Oh, Peter Thiel. It’s always entertaining when smart people say stupid things, but we probably shouldn’t be surprised by what Thiel said in Chicago a couple of weeks ago. As brilliant as he has been at predicting the future and making investments that hit big, the man isn’t known for his for pulling punches – or worrying about what others think of him for that matter.
Not that I really need to tell you, but last week while speaking to an audience in Chicago, Thiel basically told the room they weren’t very bright or they wouldn’t even be there. “If you are a very talented person, you have a choice: You either go to New York or you go to Silicon Valley.” Those were his exact words. You can almost hear the cringe.
There’s no arguing that a lot of the best and brightest from every city in the world have flocked to the coasts for the chance to catch the next rising star. Every year, I watch hundreds of graduates from my alma mater, the University of Waterloo, head to Silicon Valley to make their fortunes. It’s been reported that UW provides the Valley with more tech workers than any school except Stanford.
I admit that’s hard to watch, especially when there are so many great things happening in Waterloo. We boast the second highest density of startups outside of the Valley. There’s hardware, software, robotics, ed tech, wearables, marketing tech, smart traffic, and on and on. Not to mention Google and other tech giants, including Netsuite, Square, and Electronic Arts, have opened offices here because they recognize the wave of talent that graduates every spring. But I guess some people don’t mind spending half their salary on apartments the size of Thiel’s coffee table.

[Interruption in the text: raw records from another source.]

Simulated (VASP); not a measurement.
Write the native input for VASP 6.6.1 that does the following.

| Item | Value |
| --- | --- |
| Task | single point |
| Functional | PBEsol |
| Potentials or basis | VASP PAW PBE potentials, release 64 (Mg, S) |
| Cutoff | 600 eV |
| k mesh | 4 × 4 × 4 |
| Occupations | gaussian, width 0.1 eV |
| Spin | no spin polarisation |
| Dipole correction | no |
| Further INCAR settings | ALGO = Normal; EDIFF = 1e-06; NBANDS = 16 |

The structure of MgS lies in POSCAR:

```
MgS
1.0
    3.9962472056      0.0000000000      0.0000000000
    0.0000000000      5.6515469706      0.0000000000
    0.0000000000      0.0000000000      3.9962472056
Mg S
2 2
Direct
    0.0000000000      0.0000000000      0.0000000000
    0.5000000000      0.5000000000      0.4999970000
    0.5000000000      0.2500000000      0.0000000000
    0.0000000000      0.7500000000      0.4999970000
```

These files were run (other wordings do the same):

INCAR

I won’t lose sleep over what Thiel said, mainly because Waterloo – and other tech hubs like Austin, Boston, Toronto, London, Tel Aviv, Berlin, Singapore, and on and on – shouldn’t try to be Silicon Valley. They should embrace who they are and take advantage of their individual strengths. David didn’t beat Goliath by becoming a giant. He found his own competitive advantage. And that’s not to say that any of this is a competition. There are no prizes for having the most startups or unicorns.
Thiel’s tone deaf comments just perpetuate the myth that there’s nowhere else worth being. The rest of us plebes in the boonies will just have to prove him wrong. Fortunately, there are plenty of investors who will see Thiel’s comments as an opportunity to find the diamonds in flyover country, and there are plenty of diamonds to be found. Thiel can close his mind, but the rest of us will be better off when innovation happens everywhere instead of within one or two echo chambers.
And who knows? Maybe Thiel will help us out with the brain-drain problem. He is endorsing Donald Trump for president. For those of us outside the United States, maybe he’ll get his wish, and all of those brilliant foreign minds will want to go home.